I am one of those people who do not have vivid memories of pains.
Suppose I stub my toe. While the toe is hurting, I know what the toe’s hurting feels like. After it stops hurting, for a while I still know what that felt like. But I know it less and less well as my memory fades, until eventually I know very little how it felt like. The whole process might take only a few minutes.
Thus, that mysterious “knowing what it’s like” involving qualia is something that comes with a parameter that varies as to how well you know it.
This should worry physicalists. Thin physicalists should worry because it doesn’t seem that the fading corresponds to any knowledge of the underlying physical reality. Thick physicalists who think that Mary just acquires a new recognitional concept when she sees red should worry, because it does not seem that there is any gradual loss of a concept. I continue to have the same “that experience” concept (the demonstrative “that” points to the same past experience, and does so in a first-personal way) and the recognitional abilities it enables (I can tell if another pain is like that one or not), even as my knowledge of what “that experience” is like fades.

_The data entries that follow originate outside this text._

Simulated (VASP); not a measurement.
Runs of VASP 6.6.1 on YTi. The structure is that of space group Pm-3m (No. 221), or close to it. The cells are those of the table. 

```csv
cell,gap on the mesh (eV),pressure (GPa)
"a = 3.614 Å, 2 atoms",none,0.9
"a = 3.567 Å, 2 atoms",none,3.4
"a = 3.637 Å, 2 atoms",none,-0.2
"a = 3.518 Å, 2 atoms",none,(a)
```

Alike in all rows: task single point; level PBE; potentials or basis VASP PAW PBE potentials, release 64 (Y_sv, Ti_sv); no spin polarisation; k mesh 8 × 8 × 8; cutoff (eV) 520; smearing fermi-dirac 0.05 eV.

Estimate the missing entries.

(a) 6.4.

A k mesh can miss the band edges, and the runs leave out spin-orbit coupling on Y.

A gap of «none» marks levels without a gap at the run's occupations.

It’s also not completely clear what a dualist should say about the fading of the knowledge. Normally, when knowledge fades, what happens is either that we lose details (as when I forget much of what I once learned in school about the Metis uprising), or we find the dispositional knowledge harder to make occurrent. But the fading is neither of these. Maybe what is happening is that our present knowledge becomes a less good representation of what it is the knowledge of.